As the above quote is from the same wikipedia page you quoted, don't you think it's ironic that you somehow "missed" that in your quote?  Argue against that law all you desire.  You'll never be correct.

A heat pump works by making use of that law.  It has two coils.  A low temp-low pressure coil/heat exchanger and a high temp/high pressure coil/heat exchanger.  It uses what is called a reversing valve to reverse operation between heating and cooling.  During the heating process the outdoor coil operates at 15 to 30 degrees farenheit below outdoor ambient temperature, depending on the age and efficiency of the unit, and as a result the heat in the outdoor air flows into the cooler refrigerant causing it to boil away as it absorbs the heat.  The compressor then adds the heat of compression to the temperature of the gaseous refrigerant and pumps it into the indoor coil in a high pressure superheated state.  As the indoor air handler moves air over the coil the hot gas gives up its heat into the cooler air flowing over it and condenses back down to a liquid that then flows back to the outdoor coil through a metering device to repeat the same cycle over and over again.  The heat transferred always flows from hot to cold.  It never changes.   The fact that you want to claim a mechanical transfer of heat using an electrical motor and a mechanical pump is a natural heat flow only shows your desperation to show I'm wrong, or your ignorance of how this works.   The actual transfer of heat is always from hot to cold. 
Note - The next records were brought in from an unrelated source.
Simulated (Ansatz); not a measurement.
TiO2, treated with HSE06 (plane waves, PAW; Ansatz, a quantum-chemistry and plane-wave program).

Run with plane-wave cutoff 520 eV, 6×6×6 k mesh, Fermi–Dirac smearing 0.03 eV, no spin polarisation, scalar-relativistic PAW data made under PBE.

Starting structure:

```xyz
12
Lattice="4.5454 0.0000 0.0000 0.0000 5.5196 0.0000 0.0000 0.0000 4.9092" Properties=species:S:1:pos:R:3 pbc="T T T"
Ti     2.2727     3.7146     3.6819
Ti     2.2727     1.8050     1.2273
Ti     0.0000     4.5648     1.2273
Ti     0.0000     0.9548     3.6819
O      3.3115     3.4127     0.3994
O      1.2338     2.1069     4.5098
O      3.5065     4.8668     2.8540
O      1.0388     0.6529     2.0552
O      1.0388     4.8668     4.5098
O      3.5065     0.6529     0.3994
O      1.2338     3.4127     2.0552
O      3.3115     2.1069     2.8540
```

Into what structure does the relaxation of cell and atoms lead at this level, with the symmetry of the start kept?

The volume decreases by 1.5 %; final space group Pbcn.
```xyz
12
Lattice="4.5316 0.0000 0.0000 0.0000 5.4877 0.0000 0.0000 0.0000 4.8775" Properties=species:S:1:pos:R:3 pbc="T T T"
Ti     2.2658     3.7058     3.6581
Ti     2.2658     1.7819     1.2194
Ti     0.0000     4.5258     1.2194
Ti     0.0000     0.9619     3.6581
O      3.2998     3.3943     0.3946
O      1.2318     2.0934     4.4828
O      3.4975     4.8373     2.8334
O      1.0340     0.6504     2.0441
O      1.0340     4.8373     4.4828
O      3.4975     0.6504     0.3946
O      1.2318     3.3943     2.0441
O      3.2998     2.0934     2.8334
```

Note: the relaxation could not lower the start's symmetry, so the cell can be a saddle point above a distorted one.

You're arguing with an expert in the field.  I can engineer AC, heat pump, and refrigeration systems, and have done so, as well as reverse enginner/troubleshoot and repair them, so I know how they work.  I know them inside and out.  I know the principles they operate under.

AC and all refrigeration systems work according to the same principle.  They just don't have reversing valves.  They move heat from inside the conditioned space and get rid of it either into air or water.  All transfer between the two spaces is done mechanically.  Mechanical movement of the medium holding the heat is not natural heat flow.  All attempts to portray it as such are foolish.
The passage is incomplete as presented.